Awesome

Starlark-re

Starlark-re is an implementation of Python's re module for Starlark. Its interface is almost entirely compatible with the Python module, so please refer to the Python documentation to learn how to use Starlark-re.

Getting started

The re.NewModule() function returns a new Starlark value, that represents the re module:

import (
    "go.starlark.net/starlark"
    re "github.com/magnetde/starlark-re"
)

// Add the re module to the globals dict.
globals := starlark.StringDict{
    "re": re.NewModule(),
}

// Execute a Starlark program using the re module.
opts := &syntax.FileOptions{GlobalReassign:  true}
thread := &starlark.Thread{Name: "re thread"}
globals, err := starlark.ExecFileOptions(opts, thread, "example.star", nil, globals)
if err != nil { ... }

example.star:

p = re.compile('(a(b)c)d')
m = p.match('abcd')
print(m.group(2, 1, 0))  # prints: ("b", "abc", "abcd")

m = re.match(r'(?P<first>\w+) (?P<last>\w+)', 'Jane Doe')
print(m.groupdict())  # prints: {"first": "Jane", "last": "Doe"}

s = re.split(r'[\W]+', 'Words, words, words.', 1)
print(s)  # prints: ["Words", "words, words."]

p = re.compile('(blue|white|red)')
s = p.subn('colour', 'blue socks and red shoes')
print(s)  # prints: ("colour socks and colour shoes", 2)
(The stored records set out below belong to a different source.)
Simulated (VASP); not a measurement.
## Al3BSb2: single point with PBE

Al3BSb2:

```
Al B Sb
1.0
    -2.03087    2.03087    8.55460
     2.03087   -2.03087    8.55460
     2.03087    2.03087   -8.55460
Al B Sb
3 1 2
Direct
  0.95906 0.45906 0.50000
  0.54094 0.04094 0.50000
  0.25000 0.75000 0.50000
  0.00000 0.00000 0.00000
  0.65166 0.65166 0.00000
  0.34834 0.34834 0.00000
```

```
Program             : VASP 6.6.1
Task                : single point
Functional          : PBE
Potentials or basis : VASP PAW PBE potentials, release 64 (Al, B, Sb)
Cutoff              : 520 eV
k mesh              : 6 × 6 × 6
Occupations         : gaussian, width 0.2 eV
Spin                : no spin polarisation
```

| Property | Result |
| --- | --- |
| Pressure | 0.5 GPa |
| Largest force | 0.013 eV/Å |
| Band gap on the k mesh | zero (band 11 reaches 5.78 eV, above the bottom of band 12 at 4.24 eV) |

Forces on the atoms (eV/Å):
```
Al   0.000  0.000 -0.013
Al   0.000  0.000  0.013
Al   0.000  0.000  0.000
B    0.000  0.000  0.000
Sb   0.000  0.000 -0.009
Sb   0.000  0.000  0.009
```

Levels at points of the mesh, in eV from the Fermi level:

p = re.compile('section{ ( [^}]* ) }', re.VERBOSE)
s = p.sub(r'subsection{\1}','section{First} section{second}')
print(s)  # prints: subsection{First} subsection{second}

p = re.compile(r'\d+')
s = p.findall('12 drummers drumming, 11 pipers piping, 10 lords a-leaping')
print(s)  # prints: ["12", "11", "10"]

s = [m.span() for m in p.finditer('12 drummers drumming, 11 ... 10 ...')]
print(s)  # prints: [(0, 2), (22, 24), (29, 31)]

plusone = lambda m: str(int(m.group(0)) + 1)
s = p.sub(plusone, '4 + 7 = 13', 2)
print(s)  # prints: 5 + 8 = 13

re.purge()

Alternatively, the module can be initialized with other parameters:

options := &ModuleOptions{
    DisableCache:    false,
    MaxCacheSize:    128,
    DisableFallback: true,
}

m := re.NewModuleOptions(options)

How it works

When compiling a regular expression pattern, it is first parsed using a Go implementation of the Python regex parser. This allows to raise the same error messages as the Python module does. The parser yields a tree representation of the pattern, which is then checked for any elements that are currently not supported by the default regex engine (regexp.Regexp). These unsupported elements include:

lookahead and lookbehind: (?=...), (?<=...), (?!...) or (?<!...)
backreferences: e.g, \1 or (?P=name)
conditional expression: (?(id/name)yes-pattern|no-pattern)
repetition of type {m,n} where m or n exceeds 1000
possessive repetition: ?+, *+, ++, {...}+

If the regular expression pattern does not include any unsupported elements, it is preprocessed and then compiled with the default regex engine. The preprocessor will make necessary modifications to literals, ranges and character classes in the pattern so matching with bytes or using flags such as re.UNICODE, re.IGNORECASE or re.ASCII works exactly like expected.

In case that the regex pattern includes unsupported elements, the regex engine regexp2.Regexp, that supports all of these elements except for possessive repeat, is used instead. However, it should be noted that the using regexp2 may result in higher runtimes, so this engine is only used as a fallback when dealing with regex patterns that contain unsupported elements. Compiled patterns are stored in an LRU cache.

The module was tested against all supported Python tests for the re module (see test_re.py).

Limitations

Currently, there are some differences to the Python re module:

The re.LOCALE flag has no effect.
Positions are given as byte offsets instead of character offsets (which is the default for Go and Starlark).
The fallback engine does not support the longest match search, so some matches starting at the same position may be not found. This may result in different outcomes compared to Python, especially for the fullmatch function.
The default regex engine does not match \b at unicode word boundaries, while the fallback engine does.
There is no support for possessive repetion operators and Pattern.scanner.